Let $S=\{(x,y)\in \mathbb{C}^2:y^2=x\}$. Find the largest subset $U$ of $S$ such that for all $s\in U$, $s$ has a neighborhood $N_s$ which is homeomorphic to an open disk in $\mathbb{C}$.
If the parabola is real, then the whole parabola is homeomorphic to the real line by homeomorphism $\phi(y^2,y)=y$. So I consider the function $f:S\to\mathbb{C}$, where $f(r^2e^{i2\theta},re^{i\theta})=re^{i\theta}$. Clearly it is a bijection.
Claim: $f$ is continuous.
Let $\epsilon>0$, and $\delta<\epsilon$. Let $(r^2e^{i2\theta},re^{i\theta})$ be a point within $\delta$ distance of $(r_0^2e^{i2\theta_0},r_0e^{i\theta_0})$. Then,
$$|(r^2e^{i2\theta},re^{i\theta})-(r_0^2e^{i2\theta_0},r_0e^{i\theta_0})|^2<\delta^2$$ $$\implies|(r^2e^{i2\theta},re^{i\theta})-(r_0^2e^{i2\theta_0},r_0e^{i\theta_0})|^2<\epsilon^2$$ $$\implies|r^2e^{i2\theta}-r_0^2e^{i2\theta_0}|^2+|re^{i\theta}-r_0e^{i\theta_0}|^2<\epsilon^2$$ $$\implies|re^{i\theta}-r_0e^{i\theta_0}|^2<\epsilon^2$$ $$\implies|re^{i\theta}-r_0e^{i\theta_0}|<\epsilon$$
What's left is to check on which subset $f^{-1}$ is continuous. The professor gave a hint that the largest subset shouldn't be the entire set. But somehow I can't find a point where $f^{-1}$ is not continuous. Any suggestions or other approaches?

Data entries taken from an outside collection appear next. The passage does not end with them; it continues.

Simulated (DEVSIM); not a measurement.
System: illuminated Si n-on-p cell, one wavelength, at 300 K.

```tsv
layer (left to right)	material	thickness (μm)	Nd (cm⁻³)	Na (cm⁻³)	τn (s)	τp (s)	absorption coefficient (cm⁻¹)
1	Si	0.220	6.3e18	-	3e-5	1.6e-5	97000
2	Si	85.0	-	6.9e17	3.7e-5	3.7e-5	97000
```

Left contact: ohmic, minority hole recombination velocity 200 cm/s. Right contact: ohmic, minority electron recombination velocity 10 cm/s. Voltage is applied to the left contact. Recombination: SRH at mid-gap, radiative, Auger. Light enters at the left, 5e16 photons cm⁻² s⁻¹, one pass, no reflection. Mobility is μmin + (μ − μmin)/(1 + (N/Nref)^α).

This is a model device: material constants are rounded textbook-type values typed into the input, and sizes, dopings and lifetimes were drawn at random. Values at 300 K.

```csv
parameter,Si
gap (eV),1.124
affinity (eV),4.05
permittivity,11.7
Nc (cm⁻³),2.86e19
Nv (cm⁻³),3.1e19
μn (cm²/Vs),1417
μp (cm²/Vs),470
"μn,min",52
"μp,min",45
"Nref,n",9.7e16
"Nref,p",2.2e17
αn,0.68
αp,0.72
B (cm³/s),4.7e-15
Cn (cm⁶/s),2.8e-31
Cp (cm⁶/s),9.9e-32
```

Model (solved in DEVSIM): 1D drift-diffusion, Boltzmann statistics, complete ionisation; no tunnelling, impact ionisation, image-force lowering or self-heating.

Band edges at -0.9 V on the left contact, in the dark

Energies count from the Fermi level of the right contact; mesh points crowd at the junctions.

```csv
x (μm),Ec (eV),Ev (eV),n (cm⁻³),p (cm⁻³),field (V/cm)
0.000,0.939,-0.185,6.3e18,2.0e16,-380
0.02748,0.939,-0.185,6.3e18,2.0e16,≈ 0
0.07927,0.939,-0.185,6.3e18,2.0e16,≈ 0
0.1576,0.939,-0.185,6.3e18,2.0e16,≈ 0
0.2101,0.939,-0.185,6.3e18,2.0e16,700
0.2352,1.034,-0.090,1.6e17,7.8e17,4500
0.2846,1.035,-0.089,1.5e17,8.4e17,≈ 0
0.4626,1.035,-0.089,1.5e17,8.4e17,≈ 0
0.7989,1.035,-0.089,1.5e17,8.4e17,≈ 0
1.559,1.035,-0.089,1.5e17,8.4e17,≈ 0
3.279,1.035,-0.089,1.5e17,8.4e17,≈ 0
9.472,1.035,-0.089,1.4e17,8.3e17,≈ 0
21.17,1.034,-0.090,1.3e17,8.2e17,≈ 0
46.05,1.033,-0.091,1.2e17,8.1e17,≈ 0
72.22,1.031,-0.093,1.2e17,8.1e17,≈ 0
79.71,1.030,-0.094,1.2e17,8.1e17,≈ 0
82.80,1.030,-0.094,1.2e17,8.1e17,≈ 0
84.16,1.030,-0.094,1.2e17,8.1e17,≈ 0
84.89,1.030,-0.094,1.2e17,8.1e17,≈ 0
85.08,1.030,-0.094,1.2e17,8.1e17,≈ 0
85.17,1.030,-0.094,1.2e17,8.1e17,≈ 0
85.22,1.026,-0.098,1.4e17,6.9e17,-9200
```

You are right, $S$ is homeomorphic to the complex plane.
Consider the projection $\pi_2 \colon \mathbb{C}^2 \to \mathbb{C},\; (w,z) \mapsto z$. This is clearly continuous, and your $f$ is the restriction of $\pi_2$ to $S$, hence also continuous. The inverse is easily given: $z \mapsto (z^2,z)$ is the inverse of $f$. Both component functions of $f^{-1}$ are continuous, hence $f^{-1}$ is continuous, and we see that $f$ is a homeomorphism. All maps considered here are even holomorphic, so $S$ is not only homeomorphic to the plane, it's biholomorphically equivalent to the plane.
Thus every point of $S$ has a neighbourhood homeomorphic to the open unit disk.